The German eszett ‘ß’ has always been available only as a lower case letter. However, an upper case character to it was “included in Unicode version 5.1.0 in April 2008 (U+1E9E ẞ LATIN CAPITAL LETTER SHARP S). The international standard associated with Unicode (UCS), [ISO/IEC 10646] was updated to reflect the addition on 24 June 2008. The capital letter was finally adopted as an option in standard German orthography in 2017. Since 2024, ⟨ẞ⟩ has been the preferred option for depicting the character in capital letters, with ⟨SS⟩ as a second option.” (ß - Wikipedia, last called on May, 4th 2026). By this, ‘ß’.upper() should return ‘ẞ’ instead of ‘SS’ in my opinion.
Talk to the Unicode consortium about that; they define the rules for how characters get uppercased and lowercased. Have fun trying to convince them.
Doesn’t the wikipedia article state that the international standard associoated with Unicode was updated?
My reading of that paragraph is that it was added as a way of representing it, not that they changed what case conversion should do. But notably, Wikipedia isn’t the definition here, and it can certainly be wrong; what matters is the Unicode files themselves.

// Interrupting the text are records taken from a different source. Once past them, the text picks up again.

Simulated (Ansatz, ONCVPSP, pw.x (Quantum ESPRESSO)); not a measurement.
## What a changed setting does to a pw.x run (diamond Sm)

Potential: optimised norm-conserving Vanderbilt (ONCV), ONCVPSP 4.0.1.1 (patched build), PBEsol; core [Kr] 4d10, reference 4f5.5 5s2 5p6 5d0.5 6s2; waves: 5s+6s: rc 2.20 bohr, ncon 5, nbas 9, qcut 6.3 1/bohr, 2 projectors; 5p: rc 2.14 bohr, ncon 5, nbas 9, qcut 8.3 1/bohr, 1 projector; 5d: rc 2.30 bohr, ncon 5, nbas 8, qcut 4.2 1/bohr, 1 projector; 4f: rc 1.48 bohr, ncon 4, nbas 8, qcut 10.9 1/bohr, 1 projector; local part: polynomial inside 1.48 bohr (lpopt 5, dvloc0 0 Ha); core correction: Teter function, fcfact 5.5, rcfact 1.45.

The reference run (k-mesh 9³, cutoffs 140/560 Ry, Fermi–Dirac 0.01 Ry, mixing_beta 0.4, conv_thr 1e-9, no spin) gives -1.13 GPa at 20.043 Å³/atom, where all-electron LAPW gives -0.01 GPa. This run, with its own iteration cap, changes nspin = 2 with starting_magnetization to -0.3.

The change has been proposed in the document L2/25-223 and has gained feedback already. I have learned that there is also a negative case pair stability policy that prevents the creation of new case pairs. (“ß” and “SS” do not form a case pair since the lower case form of the latter is obviously “ss”.)
Well, if it’s accepted, Python will eventually get the update with some version of unicodedata. But based on the feedback in that link, it looks like the result might be some other change, but will definitely NOT change the effect of upper(), lower(), or casefold().
Yes. Creating new case pairs could have serious repercussions. Imagine a case insensitive file system [1] and you create two files that differ by just one character. Then a future Unicode version makes those two characters a case pair. Now those two files are, in fact, the SAME file, only they’re not. Have fun sorting that out! Technically that could happen any time a new case pair is added, but if the file system explicitly rejects any unassigned characters (either erroring out or replacing them with U+FFFD), it would be able to guard against that.
granted, that’s like saying to a Magic: The Gathering judge “Imagine I have Humility and Opalescence in play” - of course it’s going to result in wonkiness ↩︎
I’d expect that the Germany Unicode representative should be aware of the proposal and will block or approved based on government policy. Maybe you can contact the representative and check what is going on.
Given that most German keyboards don’t have the “capital ß” character readily available, I don’t think usage is wide spread yet.
Personally, I find the new character more than awkward when used with other capital letters, so prefer to stick to the double S version - and yes, that’s still officially allowed ![]()
Switzerland elimanted completely the sharp s from its character set. But not Germany. Quite the opposite, it also introduced an upper version of it. And I’m aware of the problems with backward compatibility, however, you also will have present und future cases, in which you need to transform the lower sharp s to its bigger form, not ss and find troubles to do so. Therefore, workarounds will be used, which won’t be Pythonic.
For those cases, I think applications should make a conscious decision and then call '...ß...'.replace('ß', 'ẞ').upper() where necessary.
The 3.14 str.upper doc says “The uppercasing algorithm used is described in section 3.13 ‘Default Case Folding’ of the Unicode Standard.” For 3.15, the link is updated from unicode 16 to unicode 17 as per our normal unicode update policy.